Have you picked up any great makeup or hair tips or tricks while on set?
Oh, absolutely! My hair was the longest it’s ever been while filming Glamorous and I didn’t really know how to maintain it. I learned how to blow out my hair – which I had never needed to do. I learned that light hairspray helps your hair enough to hold its shape but keeps it bouncy. Personally, I learned that I love makeup that is monochrome with an outfit. I have nothing against contrasty makeup or a pop of color, I just really love how that monochrome looks. In terms of actual application, I learned that I did not know how to put on enough mascara and eventually learned how to get an eyeliner pencil in my water line. I’m still working on liquid liner for a cat eye though.
What has been the most rewarding part of your career so far?

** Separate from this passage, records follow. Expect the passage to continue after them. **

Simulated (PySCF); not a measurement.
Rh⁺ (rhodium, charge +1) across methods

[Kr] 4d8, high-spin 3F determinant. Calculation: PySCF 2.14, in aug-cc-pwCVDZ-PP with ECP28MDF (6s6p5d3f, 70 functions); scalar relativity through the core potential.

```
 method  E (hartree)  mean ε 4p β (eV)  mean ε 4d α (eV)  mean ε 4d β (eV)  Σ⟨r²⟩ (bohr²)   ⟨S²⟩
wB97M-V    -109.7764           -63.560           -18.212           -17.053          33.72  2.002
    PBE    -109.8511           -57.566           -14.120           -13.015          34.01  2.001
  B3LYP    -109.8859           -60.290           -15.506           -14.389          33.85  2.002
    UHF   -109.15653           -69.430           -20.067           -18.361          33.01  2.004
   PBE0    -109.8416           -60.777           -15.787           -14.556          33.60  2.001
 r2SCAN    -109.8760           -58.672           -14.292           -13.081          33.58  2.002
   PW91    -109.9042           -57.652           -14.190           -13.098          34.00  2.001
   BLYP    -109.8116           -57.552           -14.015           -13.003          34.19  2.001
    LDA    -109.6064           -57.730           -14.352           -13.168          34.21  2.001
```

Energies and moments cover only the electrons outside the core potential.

Definitely how openly the industry has received me. The idea of there being one homogenous “Hollywood” or “Industry” isn’t really true. So, I suppose a more accurate way to say that the most rewarding part of this so far has been meeting those who have helped me along the way. Before I decided to fully commit to this, I was psyching myself out and putting so much weight on things that have turned out to not be true. I worried what it would be like pursuing this as a Mexican American, as a non-binary person, as a young person. And I have been incredibly lucky to have met everyone that has helped me navigate this crazy past year.
With your rapidly growing fame, how important is it to use your platform to speak out about issues like gender identity?
I think it’s our social responsibility to help those who come after us just as people who came before helped. That can look a myriad of different ways and sometimes it can just be existing in spaces we haven’t before. So, I’m excited to see what these next few years have to offer, how things change, and how shows like Glamorous will be a part of that change.